Department of Employment, Economic Development and Innovation (DEEDI) General Manager for Horticulture and Forestry Science, and co-inventor of the technology, Michael Kennedy said further development of this innovative technology would add value and efficiencies for the timber industry.

"Many attempts have been made to find a better way to impregnate timber with preservatives, and we believe this technology is a potential breakthrough for the industry," Dr Kennedy said.

"Our research has found that this new process does not swell the timber as other treatments can, and the solvent used during the process is fully recovered, which is better for the environment."
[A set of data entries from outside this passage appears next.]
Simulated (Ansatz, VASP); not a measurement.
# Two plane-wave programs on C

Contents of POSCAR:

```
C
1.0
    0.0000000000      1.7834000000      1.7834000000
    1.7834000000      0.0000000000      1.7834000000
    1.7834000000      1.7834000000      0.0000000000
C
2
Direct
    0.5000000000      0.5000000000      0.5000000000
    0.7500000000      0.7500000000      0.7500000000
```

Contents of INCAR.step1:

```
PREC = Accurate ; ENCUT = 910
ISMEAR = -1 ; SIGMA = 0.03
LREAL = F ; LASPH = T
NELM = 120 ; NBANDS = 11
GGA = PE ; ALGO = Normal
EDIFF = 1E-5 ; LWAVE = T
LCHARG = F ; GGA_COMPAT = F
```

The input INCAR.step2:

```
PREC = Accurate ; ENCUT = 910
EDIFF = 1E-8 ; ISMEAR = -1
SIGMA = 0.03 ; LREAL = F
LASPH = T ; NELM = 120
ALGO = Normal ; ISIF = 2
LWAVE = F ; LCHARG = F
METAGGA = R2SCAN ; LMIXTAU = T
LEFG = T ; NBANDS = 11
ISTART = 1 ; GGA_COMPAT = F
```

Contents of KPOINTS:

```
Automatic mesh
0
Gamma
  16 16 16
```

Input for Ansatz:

Dr Kennedy said the new process was similar to the commonly used timber impregnation process that involved loading timber into a specially designed treatment plant and impregnating it with preservatives (fungicides and insecticides dissolved in a solvent) using a sequence of vacuum and pressure steps.

"With this new process however, the preservatives are dissolved in a solvent that is normally a gas, but which changes into a liquid when compressed. The preservation ingredients are dissolved in the compressed liquid, and then forced into the timber," Dr Kennedy said.

"Once pressure is reduced, the solvent changes back into gas, leaving the preservation ingredients in the wood, but not the solvent.

It uniquely recovers all of the solvent (gas) inside the treatment plant, leaving the treated timber dry (i.e. free from solvent) and the recovered solvent available for re-use for the next batch of timber to be treated."

Dr Kennedy said the technology was also designed to achieve better penetration of difficult-to-treat timber, such as heartwood of plantation pine, plywood and laminated veneer lumber.

"We forecast that these timbers will be better protected against decay and insects using this technology," said Dr Kennedy.

"Preserved timber is used extensively in Australia for construction, landscaping and hundreds of other purposes."

"Finding new ways to improve the longevity of preserved timber will not only boost industry's energy and cost efficiencies, it will also help to extend our plantation resources and lessen the impact on our environment.

Dr Kennedy said Osmose was designing a semi-commercial scale treatment plant to further develop the new process and evaluate its potential for market use.

"If all goes to plan, the timber processing industry could be using this new process as early as next year," he said.

The technology was invented through collaboration of scientists and engineers from DEEDI, Carter Holt Harvey and Solvents Australia.